Jan 10 2009
Renaissance Music of the Baroque Composer

Gregorio Allegri
It is hard to find the exact historical category for famous Italian composer Gregorio Allegri. He was born in 1582 in Rome, he mostly lived there throughout his life and died in 1652. Roman composers of that time were stilistically conservative. Chronologically, this was the shining time of Baroque music, but most Roman composers created music closer to the late Renaissance music. This is why Allegri’s compositions present an exotic mixture of both these two styles.

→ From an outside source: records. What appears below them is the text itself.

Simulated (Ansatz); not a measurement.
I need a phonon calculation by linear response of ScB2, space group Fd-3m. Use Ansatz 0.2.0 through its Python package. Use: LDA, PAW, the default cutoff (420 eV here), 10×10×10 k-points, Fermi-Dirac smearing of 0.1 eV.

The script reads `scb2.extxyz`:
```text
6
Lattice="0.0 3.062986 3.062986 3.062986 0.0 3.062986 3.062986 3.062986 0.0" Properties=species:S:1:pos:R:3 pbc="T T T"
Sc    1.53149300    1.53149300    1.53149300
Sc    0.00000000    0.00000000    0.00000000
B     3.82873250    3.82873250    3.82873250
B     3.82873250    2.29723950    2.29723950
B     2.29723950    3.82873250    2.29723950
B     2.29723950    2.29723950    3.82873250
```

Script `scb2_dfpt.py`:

Gregorio was not only the composer, he was a Catholic priest as well. Most of his compositions are related to sacred music which helped him to get noticed by Pope and obtain a prestigious appointment in the choir of the great Sistine Chapel.
His most celebrated composition is Miserere mei Deus based on the Biblical Psalm 50. For centuries choir has been performing it annually during Holy Week in the Sistine Chapel. The Miserere is also one of the most prominently recorded example of late Renaissance music as well. This work is surrounded by mystery too because Vatican forbade its distribution or copying under the treat of excommunication.
However it did not stop the attempts to procure an illegal copy. The teenage composer Mozart who visited the Rome in 1770 heard Miserere twice and transcribed it from memory. Mozart’s copy was later obtained and published in England but only showed the basic music without all ornamentation for which it was famous.